Trump Vows F-35 Sale to Turkey, Attacks NATO Spending
President Donald Trump attacked NATO during a meeting with Turkish President Recep Tayyip Erdoğan in Ankara on Tuesday, claiming the alliance failed to support the United States in an Iran military operation and questioning why America invests trillions defending European nations. Trump stated, "We've invested trillions of dollars in NATO. Why? To protect European countries and others, Canada, etc.," while accusing NATO members of refusing assistance despite his requests.
During the same meeting, Trump declared his willingness to sell F-35 fighter jets to Turkey despite explicit U.S. law prohibiting the sale until Turkey removes its Russian S-400 missile system. Trump told reporters, "We have a better relationship with Turkey, and Turkey has been more loyal than other countries that we think would be loyal. So yeah, it is something certainly we would consider," directly contradicting existing legal restrictions designed to prevent advanced weapons transfers to nations with Russian military equipment.
Trump's statements demonstrate his pattern of subordinating national security policy and legal constraints to personal relationships and transactional loyalty calculations. Trump has repeatedly demonstrated fundamental misunderstandings about F-35 capabilities, falsely claiming the jets are invisible to the naked eye when they are only radar-stealthy, undermining confidence in his judgment on weapons systems decisions.
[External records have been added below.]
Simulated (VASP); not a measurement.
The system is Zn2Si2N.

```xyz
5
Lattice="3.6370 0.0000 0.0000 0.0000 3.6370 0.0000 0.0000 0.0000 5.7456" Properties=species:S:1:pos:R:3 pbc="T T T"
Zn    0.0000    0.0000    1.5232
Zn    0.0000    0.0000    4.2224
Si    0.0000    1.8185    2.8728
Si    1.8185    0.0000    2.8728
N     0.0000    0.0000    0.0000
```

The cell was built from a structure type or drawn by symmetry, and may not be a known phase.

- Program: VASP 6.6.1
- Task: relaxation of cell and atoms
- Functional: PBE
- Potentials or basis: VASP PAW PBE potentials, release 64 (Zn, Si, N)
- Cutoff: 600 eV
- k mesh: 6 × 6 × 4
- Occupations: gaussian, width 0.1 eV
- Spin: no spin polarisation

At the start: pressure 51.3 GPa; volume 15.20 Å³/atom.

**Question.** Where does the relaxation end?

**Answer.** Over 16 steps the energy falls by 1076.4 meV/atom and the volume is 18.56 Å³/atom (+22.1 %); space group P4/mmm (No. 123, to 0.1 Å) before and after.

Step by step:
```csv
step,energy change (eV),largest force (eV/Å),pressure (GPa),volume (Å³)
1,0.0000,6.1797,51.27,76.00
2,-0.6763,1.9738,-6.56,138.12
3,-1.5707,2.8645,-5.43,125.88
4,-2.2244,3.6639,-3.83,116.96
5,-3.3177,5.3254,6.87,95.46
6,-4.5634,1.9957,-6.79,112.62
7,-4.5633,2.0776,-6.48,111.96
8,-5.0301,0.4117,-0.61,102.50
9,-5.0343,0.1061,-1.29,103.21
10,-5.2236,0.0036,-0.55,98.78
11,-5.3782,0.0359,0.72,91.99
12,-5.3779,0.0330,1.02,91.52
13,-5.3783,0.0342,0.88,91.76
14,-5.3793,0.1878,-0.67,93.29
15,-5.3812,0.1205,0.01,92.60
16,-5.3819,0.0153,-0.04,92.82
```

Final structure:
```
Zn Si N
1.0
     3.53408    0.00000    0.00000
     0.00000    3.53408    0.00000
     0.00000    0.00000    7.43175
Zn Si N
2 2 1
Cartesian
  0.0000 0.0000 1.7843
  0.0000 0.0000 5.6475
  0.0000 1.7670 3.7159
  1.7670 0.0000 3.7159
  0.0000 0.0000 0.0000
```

Trump specifically criticized British Prime Minister Keir Starmer for NATO's lack of support during the Iran operation, personalizing geopolitical strategy rather than addressing structural alliance commitments. His trip to the NATO Summit in Ankara came only after initially refusing to attend, reversing course out of personal regard for Erdoğan, whom he repeatedly referred to as his "friend." The New York Times had reported Trump intended to signal willingness to sell F-35s to Turkey before the meeting occurred.
Trump's willingness to circumvent federal law governing weapons sales, his weaponization of alliance relationships based on personal loyalty, and his dismissal of collective security obligations in favor of transactional deals violate established foreign policy frameworks and subordinate institutional checks to executive preference. His pressure on NATO and simultaneous cultivation of authoritarian-friendly Turkey positions the U.S. strategic interests against democratic alliance structures.